Originally posted in Ozarks First on June 30, 2019.
The supreme court decided last week federal courts cannot rule on gerrymandering cases.
To divide or arrange (an area) into political units to give special advantages to one group
“They did not rule, necessarily, that partisan gerrymandering was ‘OK’ or was constitutional. They simply said it is the kind decision that we feel is best for congress or the state legislatures to make,” said Dr. Daniel Ponder, a political Science Professor at Drury University.
What does this ruling mean for Missouri?
“It’s not clear. What this does mean, just like every other state, it leaves everything in place,” said Ponder. “So, it technically does not touch Clean Missouri, that can still go forward, but what it means is that both sides are really going to dig in now.”
Amendment One, or Clean Missouri, was approved by voters in November. It included a provision to have a nonpartisan state demographer to draw district lines.
During the last legislative session, Republican lawmakers attempted to roll back parts of the amendment, saying it would make Amendment One better. Others say they were attempting to overturn the will of the voters.
“I think there’s a lot of misnomers here,” Rep. Dean Plocher (R-St. Louis) said on the Missouri House of Representatives floor during the 2019 General Assembly. “We’re not overturning the will of the voters at all. In fact, I’m improving, I believe, on Amendment One through this process.”
“Because it didn’t rule whether they are good or bad, so it leaves standing Missouri’s amendment one, which was passed in November,” said Ann Elwell with the League of Women Voters of Southwest Missouri. “So, we still have fair maps in Missouri, which is a good thing.”
The bill to roll back parts of the amendment failed in the Missouri Senate.

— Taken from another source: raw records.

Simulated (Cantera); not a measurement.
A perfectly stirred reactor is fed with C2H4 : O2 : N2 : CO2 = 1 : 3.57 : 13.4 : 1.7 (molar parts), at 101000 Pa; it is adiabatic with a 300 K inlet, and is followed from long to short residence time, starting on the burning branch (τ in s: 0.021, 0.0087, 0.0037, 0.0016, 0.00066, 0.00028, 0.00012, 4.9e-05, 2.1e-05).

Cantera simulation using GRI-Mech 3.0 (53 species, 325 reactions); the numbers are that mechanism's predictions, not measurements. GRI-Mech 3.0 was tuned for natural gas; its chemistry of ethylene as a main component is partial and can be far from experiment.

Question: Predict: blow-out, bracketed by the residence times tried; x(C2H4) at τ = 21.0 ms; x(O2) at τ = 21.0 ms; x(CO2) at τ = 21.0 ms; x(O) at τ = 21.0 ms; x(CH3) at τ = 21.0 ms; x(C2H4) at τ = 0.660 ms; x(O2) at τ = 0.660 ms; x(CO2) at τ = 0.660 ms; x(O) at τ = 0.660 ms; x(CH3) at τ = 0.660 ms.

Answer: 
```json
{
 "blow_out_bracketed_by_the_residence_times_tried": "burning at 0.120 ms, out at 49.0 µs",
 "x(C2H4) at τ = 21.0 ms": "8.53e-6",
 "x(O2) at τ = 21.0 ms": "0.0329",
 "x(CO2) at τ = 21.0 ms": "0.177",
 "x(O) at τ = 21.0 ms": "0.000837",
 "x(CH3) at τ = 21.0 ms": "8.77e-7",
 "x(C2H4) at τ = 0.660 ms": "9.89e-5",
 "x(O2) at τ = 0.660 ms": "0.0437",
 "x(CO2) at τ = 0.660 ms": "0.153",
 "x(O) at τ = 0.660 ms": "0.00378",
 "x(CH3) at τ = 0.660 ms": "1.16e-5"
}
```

Ponder says the Supreme Court made the decision it made because Gerrymandering is considered a “political issue,” which, the court does not weigh in on.
“A political issue is what the court feels is better decided by the elected branches,” said Ponder. “So, the congress, the president, state legislatures, etc.,” said Ponder.
Ponder says Republicans are likely to push for roll backs on Clean Missouri again in the next legislative session.